Friends of Animals, Inc. v. Associated Fur Mfrs., Inc.

Decision Date05 April 1979
Parties, 390 N.E.2d 298, 4 Media L. Rep. 2503 FRIENDS OF ANIMALS, INC., Respondent, v. ASSOCIATED FUR MANUFACTURERS, INC., et al., Appellants, et al., Defendants.
CourtNew York Court of Appeals Court of Appeals

Page 790

416 N.Y.S.2d 790
46 N.Y.2d 1065, 390 N.E.2d 298, 4
Media L. Rep. 2503
FRIENDS OF ANIMALS, INC., Respondent,
v.
ASSOCIATED FUR MANUFACTURERS, INC., et al., Appellants, et
al., Defendants.
Court of Appeals of New York.
April 5, 1979.

Page 791

Robert Cammer, Harold I. Cammer and Charles Goldberg, New York City, for appellants.

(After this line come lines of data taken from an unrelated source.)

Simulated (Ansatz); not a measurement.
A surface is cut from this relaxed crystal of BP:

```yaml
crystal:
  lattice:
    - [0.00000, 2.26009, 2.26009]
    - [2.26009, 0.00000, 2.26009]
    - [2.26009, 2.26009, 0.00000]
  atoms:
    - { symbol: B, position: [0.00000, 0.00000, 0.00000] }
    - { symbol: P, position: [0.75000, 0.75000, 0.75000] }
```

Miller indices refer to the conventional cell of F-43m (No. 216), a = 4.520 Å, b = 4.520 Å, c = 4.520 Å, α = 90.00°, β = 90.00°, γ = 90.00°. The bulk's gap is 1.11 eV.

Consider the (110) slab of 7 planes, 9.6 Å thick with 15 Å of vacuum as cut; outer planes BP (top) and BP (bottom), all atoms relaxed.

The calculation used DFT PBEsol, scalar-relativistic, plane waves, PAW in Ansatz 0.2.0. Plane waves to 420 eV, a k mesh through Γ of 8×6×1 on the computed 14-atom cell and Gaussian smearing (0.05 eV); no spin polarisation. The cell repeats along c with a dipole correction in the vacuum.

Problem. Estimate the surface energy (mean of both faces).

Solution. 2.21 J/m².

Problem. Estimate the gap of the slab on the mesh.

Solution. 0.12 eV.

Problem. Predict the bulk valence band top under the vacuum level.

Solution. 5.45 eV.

Sidney Schreiberg, New York City, for respondent.

OPINION OF THE COURT

PER CURIAM.

Because plaintiff failed to show facts sufficient to require a trial of the issue of actual malice, defendants' motion for summary judgment was properly granted.

The complaint in this libel action alleges a single cause of action against all defendants for conspiracy to defame plaintiff by publication of a false statement that "Friends of Animals has hired trappers to skin baby seals alive to be filmed and shown on television under the presumption that the act was spot news". Plaintiff asserts that this was published in retaliation for its campaign to persuade people not to buy fur coats. Trial Term granted defendants' motion for summary judgment and dismissed the complaint, but the Appellate Division reversed. We now reinstate the judgment of Supreme Court.

We agree with the majority at the Appellate Division that for purposes of seeking damages for defamation plaintiff is a "public figure". Accordingly defendants must be deemed to have a qualified privilege and may be held to be liable only if plaintiff establishes the existence of actual malice. (Rinaldi v. Holt, Rinehart & Winston, 42 N.Y.2d 369, 383-384, 397 N.Y.S.2d 943, 952, 366 N.E.2d 1299, 1307-1308; Chapadeau v. Utica Observer-Dispatch, 38 N.Y.2d 196, 379 N.Y.S.2d 61, 341 N.E.2d 569.) This plaintiff has failed to do.

To obtain summary judgment it is necessary that the movant establish his cause of action or defense "sufficiently to warrant the court as a matter of law in

Page 792

directing judgment" in his favor (CPLR 3212, subd. (b)), and he must do so by tender of evidentiary proof in admissible form. On the other hand, to defeat a motion for summary judgment the opposing party must "show facts sufficient to require a trial of any issue of fact" (CPLR 3212, subd. (b)). Normally if the opponent is to succeed in defeating a summary judgment motion he, too, must make his showing by producing evidentiary proof in admissible form. The rule with respect to defeating...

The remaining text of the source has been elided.